Last summer when I was ordering fabric for my Jamie Dress, I found Jennifer Paganelli's West Indies collection and fell head over heels for Matilda in Cocoa. The birds were too pretty to pass up so I ordered 2 1/2 yds. I had no idea what I'd make with the large overall print. Initially I had thought perhaps another School House Tunic. Maybe a Torii Tunic? Or a skirt? I knew to really let the fabric shine I would require a pattern with simple, understated lines. Nothing fancy or finicky. I mulled over possibilities throughout the winter, unable to decide until suddenly, a few weeks ago, I remembered a pattern I had picked up on sale at some point last year. Sis Boom's Rebecca Shift. It fit the bill perfectly!

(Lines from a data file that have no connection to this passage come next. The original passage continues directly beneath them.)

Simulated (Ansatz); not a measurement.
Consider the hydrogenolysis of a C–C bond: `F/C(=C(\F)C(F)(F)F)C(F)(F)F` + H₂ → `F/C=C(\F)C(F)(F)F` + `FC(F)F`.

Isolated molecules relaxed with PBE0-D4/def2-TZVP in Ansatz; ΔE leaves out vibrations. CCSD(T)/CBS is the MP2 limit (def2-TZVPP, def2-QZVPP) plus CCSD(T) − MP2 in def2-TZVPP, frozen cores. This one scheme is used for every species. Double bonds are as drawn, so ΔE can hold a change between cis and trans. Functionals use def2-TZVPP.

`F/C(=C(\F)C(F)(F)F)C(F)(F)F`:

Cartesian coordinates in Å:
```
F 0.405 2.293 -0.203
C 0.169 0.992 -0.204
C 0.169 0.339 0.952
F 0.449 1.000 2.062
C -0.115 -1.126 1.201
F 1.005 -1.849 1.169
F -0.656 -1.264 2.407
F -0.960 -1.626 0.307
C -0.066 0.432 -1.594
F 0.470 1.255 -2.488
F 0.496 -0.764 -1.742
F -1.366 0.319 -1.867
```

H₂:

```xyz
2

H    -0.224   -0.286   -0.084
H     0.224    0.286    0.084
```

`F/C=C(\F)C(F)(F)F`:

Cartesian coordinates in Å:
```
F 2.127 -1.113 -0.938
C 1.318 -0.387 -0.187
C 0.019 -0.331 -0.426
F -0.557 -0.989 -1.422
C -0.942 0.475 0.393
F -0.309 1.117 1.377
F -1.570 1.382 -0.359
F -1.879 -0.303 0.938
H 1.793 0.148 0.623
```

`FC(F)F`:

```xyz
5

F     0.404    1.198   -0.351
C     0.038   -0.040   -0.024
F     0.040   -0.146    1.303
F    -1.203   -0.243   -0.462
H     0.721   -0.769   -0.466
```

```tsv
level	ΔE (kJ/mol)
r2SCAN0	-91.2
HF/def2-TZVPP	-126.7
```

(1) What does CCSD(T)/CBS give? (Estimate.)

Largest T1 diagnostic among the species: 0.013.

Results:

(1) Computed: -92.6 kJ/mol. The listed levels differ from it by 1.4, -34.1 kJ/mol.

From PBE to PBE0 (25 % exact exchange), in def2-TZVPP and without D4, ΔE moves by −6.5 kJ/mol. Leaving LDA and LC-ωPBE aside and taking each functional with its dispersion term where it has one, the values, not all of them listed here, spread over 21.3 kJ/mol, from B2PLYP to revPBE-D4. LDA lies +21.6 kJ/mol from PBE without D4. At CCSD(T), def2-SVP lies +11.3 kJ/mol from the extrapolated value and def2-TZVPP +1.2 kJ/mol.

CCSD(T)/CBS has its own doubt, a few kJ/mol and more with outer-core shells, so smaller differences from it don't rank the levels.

For a PDF pattern, you just can't beat the Sis Boom patterns. I could go on and on about them. Seriously! First off I hate having to print off a gazillion pages only to find out that for my size half of them get cut away. The beauty with Sis Boom? You're given a table that tells you exactly what pages you need for your size. And with a pattern like Rebecca that you may want to "Frankenpattern" using different sizes she breaks down the pagination for each of the components. LOVE this feature!!!!!
And I may have grumbled, muttered, cursed on more than one occasion about my dislike of the pasting together and cutting of pattern pieces. But let me tell you, these are the stuff pattern putting together dreams are made of. It doesn't matter if preschoolers have "helped" by rearranging my pages from one end of the house to the other. I can easily tell which piece belongs where with the shaded sections that clearly not only tell me what they should be joined to but show exactly how much they should overlap each other. I can't even begin to describe how much quicker and easier this is than trying to match up tiny bulls eyes or little dots like some other PDFs utilize. Anyways enough gushing about the pattern. I actually have gone on and on so it would seem.
So let's get down to the nitty gritty. It turns out I am sort of a weird combo of sizes. I should have "frankenpatterned" (she explains how), but I didn't. I should've made a muslin, but I didn't. I should've, maybe once, in the sewing of the dress, glanced at the instructions and not gone off memory from when I had taken a brief look at them a few weeks ago, but I didn't. What I did do was sew a perfectly lovely dress for someone definitely not my size or shape. Thank heavens it was on the too big side of not fitting instead of the too small.
So me and my trusty sidekick the seam ripper had an epic rendezvous. Princess seams taken in, armscye reduced, zipper removed, back seam taken in to the proper width (could've avoided that one if I'd bothered to read...), side seams of the skirt portion taken in, taken in again, - what the heck... where did the saddlebags come from??? - and taken in a final time. Done!
The dress is on the roomy side still, but it's a comfy roomy not a "who's dress did you borrow because it totally doesn't fit you" roomy. I can definitely live with it and it will be perfect for those hot humid days of summer when I just want something easy to pull on! Plus the blue birds? They just make me happy!